Thursday, May 1, 2014

Skewered

One of London's great Turkish kebab houses from the 1960s on, Efes, in Great Titchfield Street, looks like it's getting quite a kick around - with builders hard at work.

A favourite for many from the BBC and ITN (when in Wells Street), the walls used to be adorned with signed and framed photos of many broadcasters, but they disappeared long before Yewtree came along. The decor was faux Ottoman; junior waiters wore uniforms more akin to those of circus tumblers - indeed one, famous for doing the difficult afternoon shift, had almost no neck, as if he had spent too long at the base of a human pyramid. The afternoon shift was difficult because pubs closed - so the main purpose of a visit was to keep topped up with bottles of red infuriator and big plates of grilled meat. No matter what you ordered, with a coffee and a glass of brandy at the end, the bill spookily always worked out at £25 a head.

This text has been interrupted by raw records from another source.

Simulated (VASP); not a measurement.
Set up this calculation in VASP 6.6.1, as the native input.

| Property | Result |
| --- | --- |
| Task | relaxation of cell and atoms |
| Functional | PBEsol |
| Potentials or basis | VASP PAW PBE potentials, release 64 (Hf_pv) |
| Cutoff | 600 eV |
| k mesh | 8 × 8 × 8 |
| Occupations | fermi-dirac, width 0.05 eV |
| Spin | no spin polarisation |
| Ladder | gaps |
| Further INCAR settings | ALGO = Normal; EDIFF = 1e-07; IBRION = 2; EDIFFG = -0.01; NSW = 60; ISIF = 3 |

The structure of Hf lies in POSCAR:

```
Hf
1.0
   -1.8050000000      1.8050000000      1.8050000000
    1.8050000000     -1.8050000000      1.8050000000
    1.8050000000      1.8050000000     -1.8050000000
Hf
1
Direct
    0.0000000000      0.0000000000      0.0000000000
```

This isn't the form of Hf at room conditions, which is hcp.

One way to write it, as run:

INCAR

Sometimes, sessions were enlivened by birthday parties, with large trays of fruit dotted with sparklers ferried in shoulder-high by a pair of waiters at the end of the meal.

I've no idea how Efes will re-emerge. It's the last of a trio of old eateries to survive - the Monte Bello (main courses with vegetables, but no choice of vegetables) and the Venice (choose your vegetables) are long gone. Nowadays Beeboids prefer the spartan sandwiches of a Swedish cafe or the corners of the Riding House Cafe.